An ‘unprecedented’ coalition of charities and academics have written to Chloe Smith MP, Minister for the Constitution, calling on the government to urgently reconsider the decision to enforce voter ID at the local elections in May.
The group, led by the Electoral Reform Society, are calling for a rethink from across civil society – including Age UK, the National Union of Students, Operation Black Vote, the Salvation Army and Stonewall.
All are concerned that mandatory voter ID would damage turnout and undermine engagement among already disadvantaged and excluded groups – and worry the trials are a fait accompli for a national roll-out.
New figures from the Electoral Commission show there were just 28 allegations of impersonation last year our of nearly 45 million votes in 2017 – or one case for every 1.6 million votes cast. Only one of these allegations resulted in a conviction.
The coalition of groups argue voter ID reforms present a significant barrier to democratic engagement and could disadvantage young people, older people, disabled, transgender, BAME communities and the homeless.

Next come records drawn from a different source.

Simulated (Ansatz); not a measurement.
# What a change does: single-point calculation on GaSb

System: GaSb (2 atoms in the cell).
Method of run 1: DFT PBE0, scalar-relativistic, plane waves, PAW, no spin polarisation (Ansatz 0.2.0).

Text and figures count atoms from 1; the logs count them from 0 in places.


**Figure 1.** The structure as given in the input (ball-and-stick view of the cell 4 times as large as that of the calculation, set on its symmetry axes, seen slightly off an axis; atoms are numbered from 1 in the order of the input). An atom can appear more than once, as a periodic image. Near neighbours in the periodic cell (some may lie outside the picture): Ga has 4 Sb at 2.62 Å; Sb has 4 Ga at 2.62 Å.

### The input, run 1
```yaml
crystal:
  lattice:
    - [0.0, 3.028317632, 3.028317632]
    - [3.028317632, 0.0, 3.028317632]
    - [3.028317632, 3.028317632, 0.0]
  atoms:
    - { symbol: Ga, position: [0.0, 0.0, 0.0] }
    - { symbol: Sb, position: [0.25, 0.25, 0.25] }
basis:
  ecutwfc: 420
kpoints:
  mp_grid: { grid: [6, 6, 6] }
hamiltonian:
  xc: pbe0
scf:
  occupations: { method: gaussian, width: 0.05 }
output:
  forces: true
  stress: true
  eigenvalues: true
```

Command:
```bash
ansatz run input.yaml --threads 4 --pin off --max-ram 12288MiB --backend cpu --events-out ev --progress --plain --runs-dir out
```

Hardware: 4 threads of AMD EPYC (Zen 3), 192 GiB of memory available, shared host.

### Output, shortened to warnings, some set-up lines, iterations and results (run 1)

Darren Hughes, Chief Executive of the Electoral Reform Society, said:
“Electoral fraud is a serious issue – but mandatory voter ID is a sledgehammer to crack a nut.
“Requiring voters to bring ID to the polling station risks excluding far more people than the handful attempting to undermine the result.
“As has been seen in the US, mandatory voter ID raises sizeable barriers to people wishing to legitimately express their democratic will – and the millions who do not hold any form of photo ID. Our democratic procedures are widely respected without the need for over-bearing policies like this.
“The government needs to rethink these plans urgently, to ensure that our democracy is not threatened by these heavy-handed changes.
“We have electoral officers and a highly-respected judicial system to prevent abuses – let’s strengthen them, rather than potentially disenfranchising millions.”
Simon Woolley, Director, Operation Black Vote, said:
“This is clearly not a political issue, but rather a democratic concern. Right now our democracy needs to be the strongest it can be, therefore, we should be making the process of voting much easier, rather than introducing more layers of bureaucracy, that will inevitable cause distrust and turn people away.”
Dr. Toby James, University of East Anglia, said:
“There is, a clear risk that introducing voter identification could adversely affect electoral participation.
“Voter ID in Britain therefore needs to be considered cautiously, especially given that there is no evidence that electoral fraud, which voter ID is designed to remedy, is widespread.”